I am trying to consume some data from Kafka using spark streaming.
I have created 2 jobs,
consumeFirstStringMessageFrom(topic)
that gives topic expected values.
{
"data": {
"type": "SA_LIST",
"login": "username@mycompany.com",
"updateDate": "2020-09-09T14:58:39.775Z",
"content": [
{
"sku": "800633955",
"status": "ACTIVE",
"quantity": 1
}
],
"saCode": "E40056",
"clientId": "30179801688090",
"$setOnInsert": {
"__v": 0
}
},
"operation": "UPDATE",
"type": "List"
}
val df = spark.readStream
.format("kafka")
.option("kafka.bootstrap.servers", kafkaConfig.broker)
.option("subscribe", kafkaConfig.topic)
.option("startingOffsets", kafkaConfig.startingOffsets)
.load()
df.writeStream
.outputMode(OutputMode.Append())
.format("console")
.option("truncate", false)
.trigger(Trigger.ProcessingTime("2 seconds"))
.start().awaitTermination()
It shows the following result
{
"key": "I4NTY4NV9MSVNUX1dJU0hMSVNUIg==",
"value": "eyJkYXRhIjp7InR5cGUiOiJXSVNITElTVCIsImxvZ2luIjoiZHJlYW1lcjJAeW9wbWFpbC5jb20iLCJ1cGRhdGVEYXRZSI6Ikxpc3QifQ==",
"topic": "PLP_GLOBAL_QA",
"partition": 0,
"offset": 1826,
"timestamp": "2020-09-10T16:09:08.606Z",
"timestampType": 0
}
It seems that it shows topic info (key, value, topic, partition, offset,...) Am I missing something?
I can add more info if needed.
The Spark Streaming jobs shows you the data in a serialized form whereas your Kafka Consumer already de-serialized it.

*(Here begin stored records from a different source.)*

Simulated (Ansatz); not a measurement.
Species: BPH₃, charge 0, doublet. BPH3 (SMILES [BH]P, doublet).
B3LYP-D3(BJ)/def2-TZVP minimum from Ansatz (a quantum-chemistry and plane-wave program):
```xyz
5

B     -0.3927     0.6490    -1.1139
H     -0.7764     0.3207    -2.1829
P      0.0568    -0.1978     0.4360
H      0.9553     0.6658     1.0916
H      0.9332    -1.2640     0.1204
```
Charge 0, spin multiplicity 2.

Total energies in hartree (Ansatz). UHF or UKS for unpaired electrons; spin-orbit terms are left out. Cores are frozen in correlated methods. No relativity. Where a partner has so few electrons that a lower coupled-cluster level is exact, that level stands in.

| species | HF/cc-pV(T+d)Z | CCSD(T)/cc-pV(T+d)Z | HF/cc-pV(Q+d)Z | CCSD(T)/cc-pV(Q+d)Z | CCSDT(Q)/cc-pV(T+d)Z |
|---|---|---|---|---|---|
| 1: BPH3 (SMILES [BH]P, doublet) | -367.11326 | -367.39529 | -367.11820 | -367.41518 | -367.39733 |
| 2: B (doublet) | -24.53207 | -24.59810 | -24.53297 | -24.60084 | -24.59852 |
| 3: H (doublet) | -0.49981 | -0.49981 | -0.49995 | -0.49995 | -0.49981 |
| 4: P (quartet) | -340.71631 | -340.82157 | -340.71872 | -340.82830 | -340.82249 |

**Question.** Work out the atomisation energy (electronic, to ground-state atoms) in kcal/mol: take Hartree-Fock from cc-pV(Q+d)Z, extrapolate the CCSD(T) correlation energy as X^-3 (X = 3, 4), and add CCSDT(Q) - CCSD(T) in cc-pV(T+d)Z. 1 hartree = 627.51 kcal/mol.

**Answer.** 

According to the Spark Structured Kafka integration guide you are getting not only key and value of the Kafka message, but also other (meta) information. Here is the schema for each message you are getting from Kafka:
Column Type
key binary
value binary
topic string
partition int
offset long
timestamp timestamp
timestampType int
If you only want to select the key and value or even only the value you can select them and cast them to a human readable string:
[...]
.load()
.selectExpr("CAST(key AS STRING)", "CAST(value AS STRING)")
.as[(String, String)]